An Evaluation of the Emergency Support from the IMF and other International Organizations
No.32
May 1998
Research Fellow Jianmin Jin
ABSTRACT
- The first tremors of the Asian Currency Crisis rumbled out of Thailand, and like dominos, the catastrophe spread across most of East Asia, the scope and severity of damage growing as it triggered first a financial crisis, and then a full-scale economic crisis. Specifically, the damage to Thailand, Indonesia and South Korea was particularly severe. In order to prevent this currency/financial/ economic crisis, the various governments in Asia each contributed great efforts, but these independent efforts reached their limits. Eventually, Thailand, Indonesia, and South Korea approached the IMF for assistance and accepted the necessity of creating an international framework of cooperation. This report surveys the emergency public support for the above three countries led by the IMF (Part I) and evaluates the IMF's support (Part II).
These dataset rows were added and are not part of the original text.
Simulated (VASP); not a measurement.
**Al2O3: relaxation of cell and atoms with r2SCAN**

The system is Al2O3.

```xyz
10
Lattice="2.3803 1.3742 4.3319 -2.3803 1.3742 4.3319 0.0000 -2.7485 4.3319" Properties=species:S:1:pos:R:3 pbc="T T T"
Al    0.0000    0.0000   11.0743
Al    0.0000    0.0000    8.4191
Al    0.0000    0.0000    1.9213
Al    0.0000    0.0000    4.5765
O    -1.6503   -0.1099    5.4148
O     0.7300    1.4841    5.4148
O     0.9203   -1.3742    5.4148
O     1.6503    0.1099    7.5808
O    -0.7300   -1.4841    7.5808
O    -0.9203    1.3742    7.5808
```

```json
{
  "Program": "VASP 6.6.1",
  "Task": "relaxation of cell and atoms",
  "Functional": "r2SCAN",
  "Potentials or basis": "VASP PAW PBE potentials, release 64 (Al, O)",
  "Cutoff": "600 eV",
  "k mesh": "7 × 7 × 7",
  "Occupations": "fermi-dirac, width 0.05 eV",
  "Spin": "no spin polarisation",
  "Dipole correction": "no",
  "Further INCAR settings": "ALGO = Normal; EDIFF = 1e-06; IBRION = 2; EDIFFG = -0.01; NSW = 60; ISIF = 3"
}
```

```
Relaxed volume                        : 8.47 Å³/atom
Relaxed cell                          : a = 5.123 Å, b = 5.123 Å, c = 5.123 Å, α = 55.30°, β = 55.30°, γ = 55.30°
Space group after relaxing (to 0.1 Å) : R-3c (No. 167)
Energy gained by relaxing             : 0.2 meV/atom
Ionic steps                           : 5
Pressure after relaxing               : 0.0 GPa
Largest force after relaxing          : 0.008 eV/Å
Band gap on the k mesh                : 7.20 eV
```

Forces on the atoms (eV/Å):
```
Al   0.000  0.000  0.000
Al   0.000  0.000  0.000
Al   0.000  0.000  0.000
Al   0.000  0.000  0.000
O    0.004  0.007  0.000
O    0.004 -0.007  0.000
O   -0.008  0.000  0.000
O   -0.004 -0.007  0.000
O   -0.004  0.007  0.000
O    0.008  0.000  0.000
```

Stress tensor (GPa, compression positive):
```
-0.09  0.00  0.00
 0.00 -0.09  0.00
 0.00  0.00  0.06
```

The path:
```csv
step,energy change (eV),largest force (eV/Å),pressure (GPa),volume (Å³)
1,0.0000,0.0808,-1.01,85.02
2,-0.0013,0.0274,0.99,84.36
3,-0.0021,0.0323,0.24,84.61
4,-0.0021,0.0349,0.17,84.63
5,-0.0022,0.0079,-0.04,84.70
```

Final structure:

- Part I examines the support and attendant conditionalities of the IMF. Thailand, Indonesia, and South Korea received $3.9 billion, $10.1 billion, and $21 billion, respectively, from the IMF, while the World Bank and other international financial organizations, and related national governments, provided a total of $17.2 billion, $33 billion, and $57 billion to the respective countries in public financial support. In so doing, the IMF combined loan conditionalities, a plan that had proved effective in solving Latin America's financial crisis, with economic structure adjustment policies for transitional market support that had been provided to the former Soviet Union states, and called for financial conditionalities from the three countries. Despite the fact that, from a financial support perspective, the World Bank, Asian Development Bank, and support-providing countries' contributions surpassed those of the IMF, whether or not that support would be invoked was the IMF's decision. Thailand and South Korea were already in compliance with the IMF's conditions, but Indonesia remains ambiguous.
- The IMF's "endorsement" function has considerable influence on overcoming the Asian Currency Crisis and on future economic growth, and thus Part II investigates the appropriateness of the conditionalities imposed on the three countries. With the realization of the IMF's foremost goal of "Mid Term Sustainability of External Balance of Payments" as a premise, this report examines the IMF's efforts toward tight financing policies, excessive financial restraints, and the improvement of weak financial institutions and economic structure. Lastly, this report raises questions and improvement strategies for the following issues: (1) the rigidity of tight financing-policy methods, (2) high-interest policies that result in crises of national debt, (3) contradictions in austerity measures and the early achievement of financial reconstruction, and (4) unbalanced liberalization policies.